An R package to help detect linkrot, which is when links to a web page break because they’ve been taken down or moved.
Very much a concept. I wrote it to detect linkrot on my personal blog and it works for my needs. Feel free to contribute.
This package is only available on GitHub. Install from an R session with:
install.packages("remotes")
remotes::install_github("matt-dray/linkrot")

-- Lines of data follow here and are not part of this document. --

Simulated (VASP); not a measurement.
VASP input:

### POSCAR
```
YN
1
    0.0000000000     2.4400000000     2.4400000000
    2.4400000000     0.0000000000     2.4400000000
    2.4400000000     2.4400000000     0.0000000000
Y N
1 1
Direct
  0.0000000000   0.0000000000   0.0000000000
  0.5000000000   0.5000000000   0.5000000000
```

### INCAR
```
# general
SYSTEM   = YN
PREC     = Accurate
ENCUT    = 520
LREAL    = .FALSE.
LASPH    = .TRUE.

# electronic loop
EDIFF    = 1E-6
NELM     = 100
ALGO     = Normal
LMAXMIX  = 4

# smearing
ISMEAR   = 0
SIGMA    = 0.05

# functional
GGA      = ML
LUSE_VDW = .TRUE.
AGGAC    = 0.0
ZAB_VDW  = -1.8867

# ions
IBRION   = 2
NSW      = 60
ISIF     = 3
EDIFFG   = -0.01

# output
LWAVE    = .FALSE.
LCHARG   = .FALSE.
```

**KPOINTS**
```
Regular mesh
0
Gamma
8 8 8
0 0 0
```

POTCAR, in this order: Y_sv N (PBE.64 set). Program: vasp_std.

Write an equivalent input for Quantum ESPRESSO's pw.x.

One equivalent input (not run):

Pass a webpage URL to detect_rot()
and get a tibble with each link on
that page and what its response status
code is
(ideally we want 200
).
Here’s a check on one of my older blog posts. The printout tells you the URL you’re looking at, with a period printed for each successful check.
library(linkrot)
page <- "https://www.rostrum.blog/2018/04/14/r-trek-exploring-stardates/"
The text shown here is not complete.